By LINDA CHION KENNEY
Hillsborough school board members said they want to dig deeper before voting to approve or squash a property tax referendum that would raise money for teacher and staff salaries.
Interim Superintendent Van Ayres, at the board’s Oct. 17 board meeting, said a 1-mil increase in ad valorem tax is about “leveling the playing field” so that school officials can “attain and recruit the best employees to Hillsborough County public schools.” The tax as proposed would be in place July 1, 2025, through June 30, 2029.
If approved as a referendum, and then by voters at the polls in November 2024, the measure would raise real estate taxes by $1 for every $1,000 in assessed value.
For a $250,000 home minus the $50,000 homestead exemption, that would amount to $200.
But that’s still a big “if,” as board members on Oct. 17 voted 7-0 to hear more about Ayres’ plans for a tax referendum, at their workshop in January.
Board member Stacy Hahn raised concerns about the ballot language, which school board attorney Jim Porter said should not be confused with the legally required summaries attached. “The critical language is the official ballot language,” Porter said.
The crux of that language is that funds collected would be for a “quality public education system for Hillsborough children by providing competitive salaries to attract and retain qualified teachers and staff, sharing funds with charter schools proportionate with student enrollment as required by law.”
A similar referendum, put to voters in August 2022, failed by less than 600 ballots. It called for a 1-mil increase to retain and recruit teachers and staff, as well as to expand art, music and physical education, and to expand workforce development and workforce education programs.
School officials at the time said they would be back with another measure this year, which is what Ayres proposed at the Oct. 17 meeting.
Ayres said Hillsborough is the only district in Florida’s top-five largest school districts that does not collect an additional property tax for education. Likewise, “we need a level playing field to compete with surrounding school districts,” Ayres said.
With more time to flesh out a concrete plan for bringing the measure back to voters, Ayres is likely to address board sentiments raised at the Oct. 17 meeting.
Board member Stacy Hahn stressed the timing of the ask, asking people for their “hard-earned dollars” in difficult economic times. She said she “would love that [Hillsborough] were not 48th [lowest in the nation] in teacher salaries,” but that she needs greater insight into how a property tax increase would alleviate that situation.
Counting the District of Columbia, which ranks fourth on the list for top-salary states, Florida ranks 48th on the list, ahead of West Virginia, South Dakota and Mississippi. The report, from the National Education Association, accounts for average teacher salaries for the 2021-22 school year.
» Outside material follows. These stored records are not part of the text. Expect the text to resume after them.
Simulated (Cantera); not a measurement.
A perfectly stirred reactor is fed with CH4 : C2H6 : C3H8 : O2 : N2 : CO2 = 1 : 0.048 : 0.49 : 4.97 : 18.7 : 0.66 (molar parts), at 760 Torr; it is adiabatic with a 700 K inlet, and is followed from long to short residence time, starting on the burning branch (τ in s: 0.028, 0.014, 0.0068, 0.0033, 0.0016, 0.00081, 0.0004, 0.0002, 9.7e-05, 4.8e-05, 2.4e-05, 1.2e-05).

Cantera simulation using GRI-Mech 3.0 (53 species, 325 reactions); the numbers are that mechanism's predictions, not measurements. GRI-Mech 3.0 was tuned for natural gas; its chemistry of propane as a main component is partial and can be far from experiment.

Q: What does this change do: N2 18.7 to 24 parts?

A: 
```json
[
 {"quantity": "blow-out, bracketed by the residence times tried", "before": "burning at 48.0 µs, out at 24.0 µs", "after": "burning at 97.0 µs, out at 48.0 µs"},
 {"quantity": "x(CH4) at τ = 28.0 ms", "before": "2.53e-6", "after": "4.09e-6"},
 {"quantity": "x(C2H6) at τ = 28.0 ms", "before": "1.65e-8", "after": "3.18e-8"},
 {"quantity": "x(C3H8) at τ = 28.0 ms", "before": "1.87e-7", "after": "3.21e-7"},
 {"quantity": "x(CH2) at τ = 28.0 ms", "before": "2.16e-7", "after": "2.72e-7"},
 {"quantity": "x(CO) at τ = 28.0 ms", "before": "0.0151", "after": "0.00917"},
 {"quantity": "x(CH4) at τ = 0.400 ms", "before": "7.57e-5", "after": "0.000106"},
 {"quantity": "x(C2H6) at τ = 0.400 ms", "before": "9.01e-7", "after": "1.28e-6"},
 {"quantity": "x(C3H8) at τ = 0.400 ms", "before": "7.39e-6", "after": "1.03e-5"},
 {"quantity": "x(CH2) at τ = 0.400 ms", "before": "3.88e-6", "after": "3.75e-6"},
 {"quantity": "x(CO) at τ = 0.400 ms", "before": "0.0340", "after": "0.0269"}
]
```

Board member Jessica Vaughan said it is “unfortunate that we have to ask our community to pay an additional tax,” noting the sentiments raised by certain speakers at the Oct. 17 meeting. They represent families struggling with rising rents, utility bills, housing costs and more, Vaughn recounted. But likewise, too, she added, inflationary pressures are born by the district itself and by the employees being driven out of the system to find more pay elsewhere.
“We are losing teachers left and right,” said school board chair Nadia Combs. “We lost two administrators in the past two weeks to neighboring districts. If you ask them why they left, it was because of compensation, because they can go across the bay and make about $20,000 more.”
Board member Lynn Gray made the case as well for struggling educators. “How can any district survive when more than 50 percent of our teachers are on food stamps, some living out of their cars,” Gray said. “I travel the entire county. This is no lie.”
Notwithstanding, whether her facts stand up to greater review, “It is an expensive world,” as Gray put it. It’s time, she added, “to draw a line in the sand.”
“You can’t have [a] school with [substitute] teachers, or having a teacher that is there for some of the months and then have another sub or long-term sub [fill in],” Gray said. “That is not quality education.”
School board member Patti Rendon said she wants to take a deeper look at options to save money as a district, to ensure the district is putting “its best foot forward” in making hard decisions. Advancing a tax referendum, “is a bigger picture than just throwing it out there,” Rendon said, “because many members of our community have already said we don’t want more taxes.”

Linda Chion Kenney Photo
Hillsborough County School District Interim Superintendent Van Ayres
School board member Karen Perez asked for a “salary study, so we can compare and contrast what’s happening around us with different districts.” School board member Henry “Shake” Washington said he hopes that when the board takes a vote on the referendum, that it stands together as one voice.
Ayres said he wants to be clear.
“This mil is not about us, it’s not about our budget and trying to create a budget that helps us,” Ayres said. “This is about [what it takes] to be competitive and to attract teachers, top employees, into Hillsborough County, and leveling the playing field.”